Do vector spaces without choice satisfy Cantor-Schroeder-Bernstein?

Without the axiom of choice, it is possible that there is a vector space $U\neq 0$ over a field $k$ with no nonzero linear functionals.

Let $V$ be the direct sum of countably many copies of $U$, and $W=V\oplus k$.

Then each of $V$ and $W$ embeds in the other, but they are not isomorphic, since $V$ doesn’t have any nonzero linear functionals, but $W$ does.

I don't think there's any restriction on the field $k$, so this answers Variation 1 as well.

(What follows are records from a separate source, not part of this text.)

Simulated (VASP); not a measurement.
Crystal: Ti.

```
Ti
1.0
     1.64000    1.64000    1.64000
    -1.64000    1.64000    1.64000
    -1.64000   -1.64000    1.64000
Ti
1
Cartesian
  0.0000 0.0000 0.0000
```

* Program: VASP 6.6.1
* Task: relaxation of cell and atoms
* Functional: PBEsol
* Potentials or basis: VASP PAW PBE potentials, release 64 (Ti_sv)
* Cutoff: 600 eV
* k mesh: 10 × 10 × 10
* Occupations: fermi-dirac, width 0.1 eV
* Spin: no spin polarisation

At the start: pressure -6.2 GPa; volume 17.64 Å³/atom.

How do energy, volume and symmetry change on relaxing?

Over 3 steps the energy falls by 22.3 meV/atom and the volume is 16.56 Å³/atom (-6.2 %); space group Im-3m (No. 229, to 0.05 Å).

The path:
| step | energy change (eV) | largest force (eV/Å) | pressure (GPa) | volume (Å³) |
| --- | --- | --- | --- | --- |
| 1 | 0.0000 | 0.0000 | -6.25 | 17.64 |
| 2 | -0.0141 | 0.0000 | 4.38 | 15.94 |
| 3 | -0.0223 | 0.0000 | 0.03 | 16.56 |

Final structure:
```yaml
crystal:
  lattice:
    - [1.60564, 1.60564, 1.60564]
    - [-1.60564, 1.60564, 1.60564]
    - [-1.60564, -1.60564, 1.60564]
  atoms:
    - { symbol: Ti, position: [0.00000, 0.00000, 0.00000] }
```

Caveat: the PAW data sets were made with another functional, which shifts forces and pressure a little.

There are models of ZF+DC in which every subset of every Polish space has the property of Baire (I can try to add references later, I think to Solovay and Shelah, but these are pretty well known). This implies that every linear map between Banach spaces is continuous.

So we can then take $\ell^\infty$ and $\ell^1$. It is very easy to construct (continuous) linear injections either way: the identity map from $\ell^1$ into $\ell^\infty$, and to go the other way, map $x_n$ to $2^{-n} x_n$.

But if there were a linear isomorphism between them, it would be a homeomorphism, and this is impossible because $\ell^1$ is separable and $\ell^\infty$ isn't.

(As a tie-in to Jeremy's answer, in this model $\ell^1$ is reflexive, and $\ell^\infty / c_0$ is a Banach space with no nonzero linear functionals.)